In this section, we will apply external sorting and joining to solve a problem that seems useless on the surface but is actually a key primitive used in a large number of external memory and parallel algorithms.

**Problem.** Given a singly-linked list, compute the *rank* of each element, equal to its distance from the *last* element.

This problem can be trivially solved in the RAM model: you just traverse the entire list with a counter. But this pointer jumping wouldn’t work well in the external memory setting because the list nodes are stored arbitrarily, and in the worst case, reading each new node may require reading a new block.

### #Algorithm

Consider a slightly more general version of the problem. Now, each element has a *weight* $w_i$, and for each element, we need to compute the sum of the weights of all its preceding elements instead of just its rank. To solve the initial problem, we can just set all weights equal to 1.

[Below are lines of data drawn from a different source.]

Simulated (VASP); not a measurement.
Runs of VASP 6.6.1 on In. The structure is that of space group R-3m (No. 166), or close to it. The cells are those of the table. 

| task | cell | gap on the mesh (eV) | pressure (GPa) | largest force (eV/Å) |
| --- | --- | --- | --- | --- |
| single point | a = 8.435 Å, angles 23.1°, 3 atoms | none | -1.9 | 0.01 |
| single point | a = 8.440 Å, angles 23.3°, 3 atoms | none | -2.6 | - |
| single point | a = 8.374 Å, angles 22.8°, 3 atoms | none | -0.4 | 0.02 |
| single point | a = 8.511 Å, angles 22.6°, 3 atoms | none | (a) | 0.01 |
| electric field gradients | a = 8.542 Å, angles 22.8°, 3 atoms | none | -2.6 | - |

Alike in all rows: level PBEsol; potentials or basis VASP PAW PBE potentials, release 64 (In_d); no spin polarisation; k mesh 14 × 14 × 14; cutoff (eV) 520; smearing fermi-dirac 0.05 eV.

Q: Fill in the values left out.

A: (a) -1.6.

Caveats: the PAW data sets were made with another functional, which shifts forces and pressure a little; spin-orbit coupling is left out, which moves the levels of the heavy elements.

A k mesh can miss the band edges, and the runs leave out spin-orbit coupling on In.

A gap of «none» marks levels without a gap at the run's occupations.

The main idea of the algorithm is to remove some fraction of elements, recursively solve the problem, and then use these weight-ranks to reconstruct the answer for the initial problem — which is the tricky part.

Consider some three consecutive elements $x$, $y$ and $z$. Assume that we deleted $y$ and solved the problem for the remaining list, which included $x$ and $z$, and now we need to restore the answer for the original triplet. The weight of $x$ would be correct as it is, but we need to calculate the answer for $y$ and adjust it for $z$, namely:

- $w_y’ = w_y + w_x$
- $w_z’ = w_z + w_y + w_x$

Now, we can just delete, say, the first element, solve the problem recursively, and recalculate weights for the original array. But, unfortunately, it would work in quadratic time, because to make the update, we would need to know where its neighbors are, and since we can’t hold the entire array in memory, we would need to scan it each time.

Therefore, on each step, we want to remove as many elements as possible. But we also have a constraint: we can’t remove two consecutive elements because then merging results wouldn’t be that simple.

Ideally, we want to split our list into even and odd elements, but doing this is not simpler than the initial problem. One workaround is to choose the elements at random: toss a coin for each element, and then remove all “heads” after which a “tail” follows. This way no two consecutive elements will ever be selected, and on average we get rid of ¼ of the current list. The arithmetic complexity of this solution would still be linear, because

$$ T(N) = T\left(\frac{3}{4} N\right) = O(N) $$The only tricky part here is how to implement the merge step in external memory. To do it efficiently, we need to maintain our list in the following form:

- List of tuples $(i, j)$ indicating that element $j$ follows after element $i$
- List of tuples $(i, w_i)$ indicating that element $i$ currently has weight $w_i$
- A list of deleted elements

Now, to restore the answer after randomly deleting some elements and recursively solving the smaller problem, we need to iterate over all lists using three pointers looking for deleted elements. and for each such element, we will write $(j, w_i)$ to a separate table, which would signify that before the recursive step we need to add $w_i$ to $j$. We can then join this new table with initial weights, add these additional weights to them.

After coming back from the recursion, we need to update weights for the deleted elements, which we can do with the same technique, iterating over reversed connections instead of direct ones.

I/O complexity of this algorithm with therefore be the same as joining, namely $SORT(N) = O\left(\frac{N}{B} \log_{\frac{M}{B}} \frac{N}{M} \right)$.

### #Applications

List ranking is especially useful in graph algorithms.

For example, we can obtain the Euler tour of a tree in external memory by constructing a linked list from the tree that corresponds to its Euler tour and then applying the list ranking algorithm — the ranks of each node will be the same as its index $tin_v$ in the Euler tour. To construct this list, we need to:

- split each undirected edge into two directed ones;
- duplicate the parent node for each up-edge (because list nodes can only have one incoming edge, but we visit some vertices multiple times);
- route each such node either to the “next sibling,” if it has one, or otherwise to its own parent;
- and then finally break the resulting cycle at the root.

This general technique is called *tree contraction*, and it serves as the basis for a large number of tree algorithms.

The same approach can be applied to parallel algorithms, and we will cover that much more deeply in part II.